Virginia Mandujano
Director General
Prior Aero
/
Insight

When Energy Projects Collide With Airports

Wed, 02/21/2018 - 18:58

A pilot steering his plane toward the landing strip, or flying it off the tarmac, has enough to worry about without having to look both ways for a wind turbine. Wind farm developers, however, see great business opportunities in the same locations favored by airports. The result, says Virginia Mandujano, Director General of Prior Aero, is a potential airspace conflict that could end up grounding the proposed installation. “Wind farms require constant, fast and nonturbulent winds to operate. So do airports.” With 1,500 airports and aerodromes registered in Mexico as of 2016, the possibility is high that a potential wind farm location will be planned near an already built airfield. “Placing a tall turbine with moving blades close to an airplane’s path to the airport would be extremely dangerous. With our services, companies can design or even redesign the wind farm to take advantage of these locations,” she adds. 

Prior Aero is a Mexico City-based consultancy for the renewables and aeronautics industries. In the renewables sector its expertise focuses on technical and legal consultancy for the implementation of wind farms, where the average total height of an industrial wind turbine is 328ft. The blades, at 116ft each, cover an acre of vertical airspace when turning, according to the National Wind Watch webpage.

Mexico’s Airports Law and Airports Regulation Law clearly set out the safety requirements project developers must follow when planning a wind farm installation. Mandujano says proactive companies can avoid further costs by consulting firms like Prior Aero. “It is extremely important that developers approach us so we can work together on the design, in line with the regulations that must be followed. Doing so is much more economical than redesigning the entire project further down the line. It is possible that the project may even become a no-go because of a conflict between the potential wind farm and the airport, highlighting the importance of our work.” 

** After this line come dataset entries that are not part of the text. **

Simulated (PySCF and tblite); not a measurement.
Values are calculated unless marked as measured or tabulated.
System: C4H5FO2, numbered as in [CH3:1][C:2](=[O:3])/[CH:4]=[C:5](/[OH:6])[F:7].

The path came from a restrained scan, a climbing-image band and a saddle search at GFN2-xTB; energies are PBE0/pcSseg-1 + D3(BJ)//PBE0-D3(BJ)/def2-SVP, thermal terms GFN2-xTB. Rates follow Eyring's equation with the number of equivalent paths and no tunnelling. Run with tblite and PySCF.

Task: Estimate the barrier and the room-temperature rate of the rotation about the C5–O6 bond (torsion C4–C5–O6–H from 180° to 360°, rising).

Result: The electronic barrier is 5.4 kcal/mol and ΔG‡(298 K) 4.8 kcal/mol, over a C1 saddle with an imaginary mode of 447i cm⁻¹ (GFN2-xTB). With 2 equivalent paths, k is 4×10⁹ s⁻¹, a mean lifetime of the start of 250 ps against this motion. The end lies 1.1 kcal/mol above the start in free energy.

Air traffic follows a vertical slope, much like a slide, during take-off and landing. This means the aircraft’s distance from the airport dictates the height at which the space below 
must be free of obstacles. Each airport’s use of space is also different. As a result, the design of any nearby wind farm will be unique to that location. “Our work is very specialized. The consultancy was initially involved only in the design of aviation and aerial navigation spaces but shifted its focus from designing these spaces to showing how wind farms affect these spaces. From there, we have branched out to other areas in the energy sector that require similar knowledge, such as transmission lines and solar farms. We are a one-of-a-kind company.”

Its uniqueness can also be a double-edged sword in a young market. While it has no competitors, potential clients are sometimes not aware they need the firm’s services. “In countries such as Germany, Spain and the US, companies understand that they have to develop these kinds of studies. In Mexico, very few people know that they are a must. This has nothing to do with regulation. The problem is that the market has not developed yet. These other countries have had the wind farms-airports conflict for a long time, but it has not been an issue in Mexico until recently,” Mandujano says. She also points out the difficulty of disseminating information because companies tend to think of regulatory proficiency as a competitive advantage. “If another company goes before you in the queue to get a permit and it gets rejected, it is in your best interest for that to happen because then your company gets the permit and you become more competitive.” 

It is easy to see the regulatory need for projects that include physical objects reaching into the sky, such as wind farms, transmission lines and power plants, but Mandujano says solar also poses a risk, even if it is unseen. Solar plants use PV modules to capture solar energy. These modules reflect solar beams back to the sky. “If one of those solar beams gets directed toward an airplane, that is a potential risk for the airplane. This possibility must be regulated as well. In the past, it was easier to predict the reflection’s trajectory because solar modules were fixed but newer tracking technologies make this more difficult. We also perform these kinds of studies,” Mandujano says.